Characterizing Identification of a Deconvoluted Density Without Independence Hey, I'm new here and this is my first attempt at a question. My background is in econometrics, so I apologize in advance if I use unfamiliar notation or display ignorance of important work.
Suppose we observe a large amount of data $\{(Z_{i})\}_{i=1}^{n}$
generated i.i.d. by $Z_{i }= X_{i} + Y_{i}$ with $Y$ representing contaminating noise with known distribution.  Interest is in working backwards (deconvolution) to learn (identify) as much as possible about the distribution of $X$.  Let the characteristic functions of these variables be denoted as $\phi_{X}(t) \equiv E(e^{ixt})$ and similar notation for $Y$ and $Z$.
It is well known that the full distribution of $X$ can be learned under the restriction that $X \perp Y$.  This follows because $\phi_{Z}(t)$ can be consistently estimated from the data and $\phi_{X}(t) = \frac{\phi_{Z}(t)}{\phi_{Y}(t)}$.  However, I am interested in relaxing this restriction and replacing it with the weaker requirement that $\forall x\in \text{Supp}(X)$, $E(Y|X=x)=0$.

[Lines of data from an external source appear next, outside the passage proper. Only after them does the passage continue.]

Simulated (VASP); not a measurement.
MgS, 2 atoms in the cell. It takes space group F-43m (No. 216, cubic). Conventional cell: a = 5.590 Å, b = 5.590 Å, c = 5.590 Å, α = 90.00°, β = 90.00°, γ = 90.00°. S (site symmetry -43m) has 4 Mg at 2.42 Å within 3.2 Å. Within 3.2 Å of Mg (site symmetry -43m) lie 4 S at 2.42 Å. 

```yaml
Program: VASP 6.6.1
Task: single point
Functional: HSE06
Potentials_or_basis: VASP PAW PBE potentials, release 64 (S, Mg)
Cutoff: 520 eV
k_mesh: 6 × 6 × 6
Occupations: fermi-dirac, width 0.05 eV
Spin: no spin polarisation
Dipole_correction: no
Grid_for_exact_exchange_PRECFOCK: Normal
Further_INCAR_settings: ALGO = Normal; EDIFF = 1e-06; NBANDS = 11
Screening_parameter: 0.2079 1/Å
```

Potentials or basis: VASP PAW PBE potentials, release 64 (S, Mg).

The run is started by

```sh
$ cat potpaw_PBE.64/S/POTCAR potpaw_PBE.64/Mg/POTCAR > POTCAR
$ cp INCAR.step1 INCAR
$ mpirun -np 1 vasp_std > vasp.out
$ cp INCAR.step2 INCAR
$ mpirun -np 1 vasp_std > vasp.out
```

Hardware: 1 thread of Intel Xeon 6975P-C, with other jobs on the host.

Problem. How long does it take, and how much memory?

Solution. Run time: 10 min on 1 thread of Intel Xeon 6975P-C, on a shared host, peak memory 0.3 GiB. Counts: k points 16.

Under this restriction, I know that (for example), the variance of the unknown distribution $X$ can be learned by:
$Cov(X,Y)=0 \implies Var(X) = Var(Z) - Var(Y).$
However, I am fairly certain that I cannot learn the entire distribution of $X$ with this weaker assumption.  If you can think of a good counter-example, that would be helpful.  More importantly, I would like to make the strongest possible statements about the full distribution of $X$ based on knowledge of the distributions of $Y$ and $Z$.
Edited to add-----------
I have become aware that if I altered my assumption to require that $med(Y|X)=0$ I would pin down a horizontal section of the copula between Y and X and that the bounds in that case have been well studied (for example: tandfonline.com/doi/abs/10.1080/03610920701386976). However, this is a less useful result. Perhaps no aspect of a copula is pinned down by a conditional mean restriction? Would this limit my ability to provide meaningful bounds on quantiles of the $X$ distribution?
 A: Here's a counterexample found through numerical experimentation
Assume $X \in \{ x_1, x_2, x_3\}$ and $Y \in \{ y_1, y_2, y_3 \}$.
Let $P$ be a $3 \times 3$ matrix where $p_{ij} = P(X=x_j \land Y=y_i)$
Take
$$( x_1, x_2, x_3 ) = (1,0,-1) \\\\
( y_1, y_2, y_3 ) = (1,0,-1)$$ and 
$$P = \left\[\begin{array}{ccc}
0.06& 0 & 0.03\\\\
0.06 & 0.37 & 0.39\\\\
0.06 & 0 & 0.03\\\\
\end{array}\right\]$$
The distribution of $Z$ is 
$$\begin{array}{ccc}
p(Z=-2) &=& 0.03\\\\
p(Z=-1) &=& 0.39\\\\
p(Z=0) &=& 0.46\\\\
p(Z=1) &=& 0.06\\\\
p(Z=2) &=& 0.06\end{array}$$
and the marginal distribution of $Y$ is 
$$\begin{array}{ccc}
P(Y=1) &=& 0.09\\\\
P(Y=0) &=& 0.82\\\\
P(Y=-1) &=& 0.09\\\\
\end{array}$$
One can check that $\forall x, E(Y|X=x) = 0$
Suppose now we take
$$( x_1, x_2, x_3 ) = (-1,0,2)$$
and
$$P = \left\[\begin{array}{ccc}
0.03 & 0.06& 0\\\\
0.33& 0.43 & 0.06\\\\
0.03 & 0.06 & 0
\end{array}\right\]$$
This is a different distribution for $X$ yet the distribution for $Z$ and the marginal distribution for $Y$ are unchanged and the same properties hold.